Why he was interested in my work I'm not sure, but 'The Avebury Cycle', which I'd almost completed by the time Silbury came out, was trying to link the year round in a circle, and relate that circle to the monuments around Avebury namely West Kennet Long Barrow and the avenues and so on.


Yes. So in the book West Kennet (below right) was proposed as the site of the Martinmas festival; The Sanctuary, Candlemas; Avebury, Beltane; and Silbury Hill, Lammas or the start of the harvest.

What I was saying on one level or most levels was perfectly obvious. Why shouldn't farmers do that? Of course they'd do that. If they're going to have a spiritual dimension to their physical toil, this was it. You could see it on the ground as clear as daylight. But what's clear as daylight to one person is not clear to someone else.


Was this key idea in The Avebury Cycle, the four sites that correspond to the four seasonal festivals, your idea, or had someone else already proposed it?

The nearest person who came to it was Stukeley himself, but he was keen to demonstrate that the avenues were Egyptian-type serpents so he wasn't interested in the seasonal round as such. He wasn't thinking in terms of the yearly toil and how it might be visualised.


You describe Avebury as two serpents eating each other...

And also male and female avenues. Following the work of many illustrious anthropologists, I was realising that the human species is not isolated in so-called primitive religions, but can actually merge with animal species. So there this medley of animal voices going on within the imagery.


Coming back to people you were in touch with then, I noticed Joseph Campbell, the mythologist was also in the acknowledgements.

He was. Before Silbury got anywhere I'd had a couple of rejections including one from Thames and Hudson whose archaeological expert said 'no way'! So I thought I must find a few people who might give my approach their endorsement. I got an A5 sheet of paper and wrote down some addresses, some of them in America, and some of them wrote to say they would support me to get it published, and Joseph Campbell was one of those. And so was Philip Rawson who ran the oriental museum in Durham. I went to see him, and he picked up the phone to Thames and Hudson and said 'you must do this', and they said 'OK'!


Campbell had a lot of cachet in the 60's

He was dealing with myth. Storylines that interacted with the ground. Not myth as a separate bundle of thoughts, but 'in and out of the soil' myth.



That's a nice way of putting it...You were subsequently employed as an artist for a while in the late 70's.

I was a town artist in Rochdale, working with architects and so on, for the local government. Monica sjoo thought I'd compromised myself and was working for the Establishment!

When I'd finished Avebury Cycle Thomas Neurath, head of Thames and Hudson, said 'I'm giving you a car to go anywhere you want in the British Isles'. So I did, and I fell in love with Ireland because all the mythic tracks I was following led as far as Wales, but I could see they were glowing brighter on the other side of the Irish Sea, because they kept their folklore better together than we did.

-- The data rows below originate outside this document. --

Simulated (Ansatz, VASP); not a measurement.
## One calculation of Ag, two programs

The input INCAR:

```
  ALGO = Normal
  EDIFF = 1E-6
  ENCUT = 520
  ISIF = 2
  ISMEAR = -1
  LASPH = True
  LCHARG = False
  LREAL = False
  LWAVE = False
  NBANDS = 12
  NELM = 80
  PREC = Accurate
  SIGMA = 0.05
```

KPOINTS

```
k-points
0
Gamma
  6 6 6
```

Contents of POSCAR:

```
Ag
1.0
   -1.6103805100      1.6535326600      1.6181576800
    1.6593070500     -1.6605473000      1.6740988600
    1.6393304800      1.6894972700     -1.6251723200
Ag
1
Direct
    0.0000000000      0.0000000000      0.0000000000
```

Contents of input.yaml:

I disappeared into Ireland, and this eventually turned into a book called 'Mythic Ireland' where I hoped to combine the landscape with the movements of the sun and moon, and with the seasons, and with myth, including the visits of Gods and Goddesses to a hilltop called Uisneach right in County Meath.

I feel deeply comfortable in Ireland, though I haven't been there for a while.


It sounds broader in scope than your first two books.

I was trying to make a multi-stranded bringing together of cultures. I didn't ignore the urban. I thought: 'Dublin exists what can I make of that?' It was a challenge how to bring this into a logical shape that is not too narrow.


And you wrote two books on Wales.

One of them was on Taliesin. I'm particularly fond of Taliesin because he was a farm boy. He was accidentally splashed by all the herbs of the year, and is eaten by his mother and thrown into the sea. He turns up on May Eve on the West Coast of Wales, and becomes 'the shining one'. A Sun God.

I like the unlikely drama of it.

When he is trying to escape from his mother, who is a witch, he turns into different animals, and she turns into an animal that can eat each of those animals in turn, and so he is acquiring an education into the great hierarchy of living things as one unity. There is wisdom in these tales.


'Pagan's Progress' is your most recent work, and in it you describe the importance of the prefix 'Ge' in Geography, which refers to Gaia, or the earth as a living being.

We are in such a varied and ingeniously small scale country, that you could stop in any one field and find a story. Having travelled around a lot I wished to put some of these mythic happenings into a structure. The mythic structure is important and not a thing of the past.


Thinking again about your impact on Goddess feminists, I noticed Kathy Jones contributed a chapter to 'Pagan's Progress'.

I have frequently gone to speak at her annual Goddess Conference in Glastonbury, and actually she has nine pictures by Monica Sjoo in her house. She and I have done guided tours around Avebury together too.


I noticed that you also comment on Richard Long's work 'Silbury Hill (below left)'.

I was a bit critical of that work, but I think wrongly. I should have said 'well that's yet another way of interpreting that structure'. He is giving new life to the monument by his art, so in that sense I found his achievement satisfying.

What I've most recently done is an exhibition in Droitwich down the road from here, of Sabrina, Goddess of the River Severn. I tend to swing back and forth between image and word. So the new written work 'Spirits of Severn' I've been working on for a year or so.

The great pig Henwen who is the harvest-giver emerges from - probably - the Ballowall barrow near Cape Cornwall, and swims up the Severn estuary, crosses into South Wales and gives birth at a hill called Grey Hill in Monmouthshire. She does that repeatedly.

It's a two language river, with a mix of Welsh and English folklore that I want to bring together. I think it's the best thing I've ever written. And I should just mention the most important guide and help in all my attempts, my beloved wife Judy, whom I have known since we first walked together in 1958.


To finish, how importance is the reaction of others to you work? As I mentioned, Lucy Lippard the art critic, was very complimentary about it in 'Overlay' (1981) for example.

I never met the lady, but I'm grateful for positive recognition. Not for personal fame but because I want the story to get out there. The only reason I write at all is because this, I think, is valuable. And the more people that have the chance to focus on it the better. Sometimes it affects people completely. So you just put it on a tray and see who wants to eat it!